Hola, gasmii! After a couple months of recap vacation, I was itching to get back into the swing of things around these parts. When I first saw the commercials for Celebracadabra, I wondered who would ever watch that kind of show. I mean, really, you know? Then I realized: I would watch that kind of show! Once I accepted that, I knew nothing could ever make me happier than recapping it.
We start off by finding out a bit about Celebracadabra, which has a premise so complicated it’s going to blow your mind. Get this – it’s celebrities, see? Hanging out together. Doing wacky shit for cameras! God, I love it already! They’ll actually be learning magic tricks, a topic which reaches a special realm of badness, but at least they require some kind of skill. It has the potential to be a lot more interesting than Be My G-List Boyfriend.
In a preview of some things we’ll see this season, Hal Sparks asks his magician if a trick ever stops burning him, and the guy says Hal will get used to the pain. The next shot is of Kimberly Wyatt of Pussycat Dolls fame, which I feel is a little wink from the Celebracadabra editors. She knows a lot about a certain burning feeling.
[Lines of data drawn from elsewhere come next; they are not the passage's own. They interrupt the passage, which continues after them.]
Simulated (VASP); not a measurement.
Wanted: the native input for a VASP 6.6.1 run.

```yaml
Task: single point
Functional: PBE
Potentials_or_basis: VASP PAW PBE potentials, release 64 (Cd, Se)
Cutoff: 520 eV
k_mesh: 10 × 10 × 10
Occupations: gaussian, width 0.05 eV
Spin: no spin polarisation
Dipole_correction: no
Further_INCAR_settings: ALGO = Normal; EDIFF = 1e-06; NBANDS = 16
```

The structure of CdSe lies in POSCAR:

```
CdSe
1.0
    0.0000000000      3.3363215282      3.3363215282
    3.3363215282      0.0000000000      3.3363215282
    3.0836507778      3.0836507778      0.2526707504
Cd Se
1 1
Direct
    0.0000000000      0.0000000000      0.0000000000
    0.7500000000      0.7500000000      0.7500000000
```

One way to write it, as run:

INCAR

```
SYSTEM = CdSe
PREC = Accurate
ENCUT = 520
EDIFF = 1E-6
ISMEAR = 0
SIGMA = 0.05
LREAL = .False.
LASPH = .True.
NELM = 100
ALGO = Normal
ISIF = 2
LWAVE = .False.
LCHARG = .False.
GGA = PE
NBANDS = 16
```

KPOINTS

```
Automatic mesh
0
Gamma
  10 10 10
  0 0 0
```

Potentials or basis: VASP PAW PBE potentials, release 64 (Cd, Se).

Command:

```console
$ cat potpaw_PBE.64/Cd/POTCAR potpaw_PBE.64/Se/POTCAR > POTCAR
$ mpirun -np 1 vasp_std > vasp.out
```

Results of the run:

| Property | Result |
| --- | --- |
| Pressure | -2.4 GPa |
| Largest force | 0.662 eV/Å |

Loosen up her buttons, babe.
One celebragician, which is the technical term, will disappear from the competition each week. The winner receives $100,000, a prize that manages to be both substantial and seriously lame at the same time. It would be a lot easier to just get fat and go on Celebrity Fit Club, you know? Still, before we can get to any prizes, we have to meet the competition!
The celebs gather in the Magic Castle, which is supposedy Hollywood’s exclusive club for professional magicians. In reality, it’s probably just Criss Angel’s basement. Jonathan Levitt, our fearless host, explains that the stars will be learning how to be world-class magicians. Then he does a trick that involves a flame, but it looks like a sad CGI effect more than anything. The stars clap even though it’s obvious they do not understand what’s happening.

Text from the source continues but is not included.